The U.S. Equal Employment Opportunity Commission (EEOC) reported it obtained a record $372.1 million in monetary relief for victims of private sector employment discrimination in year ending 2013.  This amount is nearly seven million more than was recovered in 2012 and is the highest amount of financial compensation ever recovered in the agency’s history.

The EEOC is the federal agency that enforces federal laws prohibiting employment discrimination, and obtains monetary and non-monetary compensation for individuals who have been discriminated against by employers through:

•    Administrative enforcement

•    Settlements

•    Conciliations (alternative dispute resolution)
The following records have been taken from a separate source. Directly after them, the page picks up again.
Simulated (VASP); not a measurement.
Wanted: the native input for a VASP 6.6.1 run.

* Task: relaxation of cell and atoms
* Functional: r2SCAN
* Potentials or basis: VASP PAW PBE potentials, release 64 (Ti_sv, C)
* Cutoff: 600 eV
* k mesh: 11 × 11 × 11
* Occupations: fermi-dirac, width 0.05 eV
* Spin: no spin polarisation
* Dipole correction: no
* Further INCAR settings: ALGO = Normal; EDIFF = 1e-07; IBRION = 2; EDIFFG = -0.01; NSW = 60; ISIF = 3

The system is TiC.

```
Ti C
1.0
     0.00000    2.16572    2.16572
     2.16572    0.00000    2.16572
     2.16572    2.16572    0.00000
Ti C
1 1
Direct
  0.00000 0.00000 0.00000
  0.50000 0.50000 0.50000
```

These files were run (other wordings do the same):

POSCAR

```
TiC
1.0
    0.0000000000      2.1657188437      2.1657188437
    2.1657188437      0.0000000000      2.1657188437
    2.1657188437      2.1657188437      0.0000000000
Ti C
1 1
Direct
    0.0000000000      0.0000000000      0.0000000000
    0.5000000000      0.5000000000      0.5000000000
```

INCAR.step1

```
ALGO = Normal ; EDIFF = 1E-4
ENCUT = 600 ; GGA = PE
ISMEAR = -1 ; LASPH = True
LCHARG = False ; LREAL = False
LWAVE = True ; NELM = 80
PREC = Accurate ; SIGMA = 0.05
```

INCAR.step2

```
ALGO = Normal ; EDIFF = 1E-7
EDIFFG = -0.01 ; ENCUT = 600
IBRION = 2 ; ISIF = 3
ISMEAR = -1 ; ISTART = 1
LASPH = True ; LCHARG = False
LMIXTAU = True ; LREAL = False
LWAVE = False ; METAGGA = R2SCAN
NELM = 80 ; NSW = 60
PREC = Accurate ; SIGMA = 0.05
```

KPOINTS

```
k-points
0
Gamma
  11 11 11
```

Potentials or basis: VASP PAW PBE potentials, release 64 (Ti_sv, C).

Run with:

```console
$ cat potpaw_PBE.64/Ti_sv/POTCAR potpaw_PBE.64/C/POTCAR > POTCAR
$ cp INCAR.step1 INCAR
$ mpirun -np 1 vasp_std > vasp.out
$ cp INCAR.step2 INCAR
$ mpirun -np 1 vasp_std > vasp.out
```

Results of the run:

What this means for employers

While according to its report, the EEOC received 14,000 fewer filings the fact that they recovered the record amounts this past year may not bode well for employers.  In our politically correct society, discrimination can be construed by what most people may consider minor incidents.  And unfortunately, with each passing day more regulations, laws and rules are passed that make ordinary behavior something sinister or questionable.  More than ever, employers must remain ever vigilant in their awareness of and compliance to the new rules.

In order to protect your company from unnecessary complaints you should:

•    Always give honest employee evaluations.  Employees with the responsibility of providing evaluations must do so honestly and resist the urge to ‘be nice’ because they do not want to hurt someone’s feelings.  If a complaint should arise for poor work performance, the employee evaluations should back that statement up by showing that it was drawn from honest employee evaluations.

•    Provide anti-discrimination/harassment training.  Your anti-discrimination policies must be clearly written and disseminated to all employees.  And you must take e reasonable steps to ensure everyone from management to entry level employees know, understand and can use the complaint process.  Annual or bi-annual training on these matters can help achieve this end.

•    Do not allow retaliation.  When one employee complains about another it is natural for the accused employee to want to retaliate against the accuser.  You must not tolerate this for any reason.  Conduct a non-biased investigation and do everything possible to rectify the matter without letting it get out of hand with warring employees escalating the situation.

•    Be fair and consistent.  You will open your company up to scrutiny and liability if you treat one employee differently from another.  Your policies should treat all employees fairly and consistently.

Talk to an experienced NY employment law attorney about employee disputes

Running a business and keeping your staff happy and productive can be a formidable task.  However, it goes with the territory of having a successful business.  An experienced attorney can help you develop company policies that will help provide a safe and productive work environment for your employees and protect you from the risk of litigation.  For more information about how an employment law attorney can help you with employee disputes or any other business matter, contact us online today.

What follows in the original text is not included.